Doesn’t it mean that the deletion is in progress already?

I think there is a problem with the log-full. Please look at the log (Only info messages) I will try to get a new log with trace enabled.

I did not read the short log closely, because it doesn’t have the information I need to confirm what the provider is doing. The full trace log does not make it to the point of applying, and looks like it’s erroring out during the plan.

The json output lines do look like cis_entitlements.entitlements was the only resource where destroy was attempted, but I can’t confirm how we got there. It is very difficult to parse this with all the provider logs, core logs, human readable output and json streaming output mixed together, so I may still be missing something.

If you can apply a plan with TF_LOG_CORE=trace that would show exactly what actions Terraform is taking, and in what order. If you can make the plan separately first it helps a lot too, because that both narrows down where the error occurred, and reduces a lot of the work that needs to be done and logged during apply.

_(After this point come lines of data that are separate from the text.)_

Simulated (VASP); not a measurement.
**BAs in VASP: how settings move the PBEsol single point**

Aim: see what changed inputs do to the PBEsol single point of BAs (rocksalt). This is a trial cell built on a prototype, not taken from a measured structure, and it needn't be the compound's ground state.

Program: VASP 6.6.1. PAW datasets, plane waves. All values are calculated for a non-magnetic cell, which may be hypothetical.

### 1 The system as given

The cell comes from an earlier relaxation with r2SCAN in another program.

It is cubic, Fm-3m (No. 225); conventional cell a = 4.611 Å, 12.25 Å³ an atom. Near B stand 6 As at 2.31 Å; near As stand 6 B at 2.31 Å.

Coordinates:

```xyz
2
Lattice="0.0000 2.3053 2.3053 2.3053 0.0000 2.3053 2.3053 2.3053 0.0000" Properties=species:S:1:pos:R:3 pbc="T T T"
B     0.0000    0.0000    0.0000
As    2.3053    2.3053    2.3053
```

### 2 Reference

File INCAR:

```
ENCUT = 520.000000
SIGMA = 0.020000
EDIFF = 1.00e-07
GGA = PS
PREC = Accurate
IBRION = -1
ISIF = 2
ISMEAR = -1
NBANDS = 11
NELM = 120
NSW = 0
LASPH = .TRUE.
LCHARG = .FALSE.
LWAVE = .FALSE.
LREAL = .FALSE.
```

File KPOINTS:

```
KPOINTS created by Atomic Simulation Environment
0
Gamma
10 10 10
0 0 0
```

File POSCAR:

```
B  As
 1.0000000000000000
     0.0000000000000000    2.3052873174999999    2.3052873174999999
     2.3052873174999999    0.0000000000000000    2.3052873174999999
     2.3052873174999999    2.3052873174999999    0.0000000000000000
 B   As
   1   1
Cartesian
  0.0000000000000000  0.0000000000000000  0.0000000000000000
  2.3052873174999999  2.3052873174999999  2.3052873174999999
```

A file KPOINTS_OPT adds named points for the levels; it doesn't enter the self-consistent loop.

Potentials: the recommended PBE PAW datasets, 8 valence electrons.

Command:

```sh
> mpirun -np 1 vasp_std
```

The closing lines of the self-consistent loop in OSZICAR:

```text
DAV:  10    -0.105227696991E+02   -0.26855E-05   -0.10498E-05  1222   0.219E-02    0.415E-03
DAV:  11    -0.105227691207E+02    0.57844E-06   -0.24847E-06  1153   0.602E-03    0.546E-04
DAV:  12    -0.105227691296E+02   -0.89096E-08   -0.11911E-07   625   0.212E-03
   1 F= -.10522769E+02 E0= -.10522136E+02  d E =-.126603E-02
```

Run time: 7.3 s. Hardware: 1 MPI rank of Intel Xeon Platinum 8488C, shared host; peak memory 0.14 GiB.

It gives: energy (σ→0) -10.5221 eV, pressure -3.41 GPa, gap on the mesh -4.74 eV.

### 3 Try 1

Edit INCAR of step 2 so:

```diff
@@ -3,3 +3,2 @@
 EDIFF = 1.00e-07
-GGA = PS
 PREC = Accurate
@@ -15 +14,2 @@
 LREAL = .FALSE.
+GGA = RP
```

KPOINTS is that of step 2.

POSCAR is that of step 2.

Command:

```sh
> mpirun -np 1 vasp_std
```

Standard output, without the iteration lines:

Please have a look in this log.
This is the full apply log, The apply doesn’t contain a plan file so it first do the planning and then the apply.

apply-log.txt (1.7 MB)

In line 13456 you can see the log: 2024-03-26T19:49:26.498Z [DEBUG] module.assignment-1.cis_entitlements.entitlements: applying the planned Delete change

then in line 13460: 2024-03-26T19:49:26.501Z [TRACE] provider.terraform-provider-cis_v1.93.0_x3: Received request: tf_rpc=ApplyResourceChange @caller=/go/pkg/mod/github.com/hashicorp/terraform-plugin-go@v0.14.3/tfprotov5/tf5server/server.go:805 @module=sdk.proto tf_proto_version=5.3 tf_provider_addr=provider tf_req_id=6f82e28e-891e-bb42-955d-81404ac0a06e tf_resource_type=cis_entitlements timestamp=2024-03-26T19:49:26.500Z

line 13556: 2024-03-26T19:49:38.956Z [ERROR] vertex “module.assignment-1.cis_entitlements.entitlements (destroy)” error: Provider [cis] failed with the following error: failed to assign entitlements to subaccount ‘7133c524-5792-470d-b919-6fe39d8cb5cb’, entitlements response:

Thank you @nimrodoron, that log is much more complete, and can tell us at least partly why you are encountering this problem. A big key is that I did not realize there are multiple providers involved

There is an edge missing, but Terraform drops this purposely, indicated by the line

skipping inter-provider edge module.assignment-1.cis_entitlements.entitlements (destroy)->module.subscription-auditlog-viewer.cis_saas_subscription.saas_subscription (destroy) which creates a cycle

There exists an edge case where when a provider is situated in the graph between two resources from different providers which are being destroyed that can cause a cycle, because the the provider’s dependencies must exist longer than the execution of that provider. That log line corresponds only to the situation where there is definitively a cycle detected, so it’s not a false positive, although I don’t fully understand what is causing it in this situation yet.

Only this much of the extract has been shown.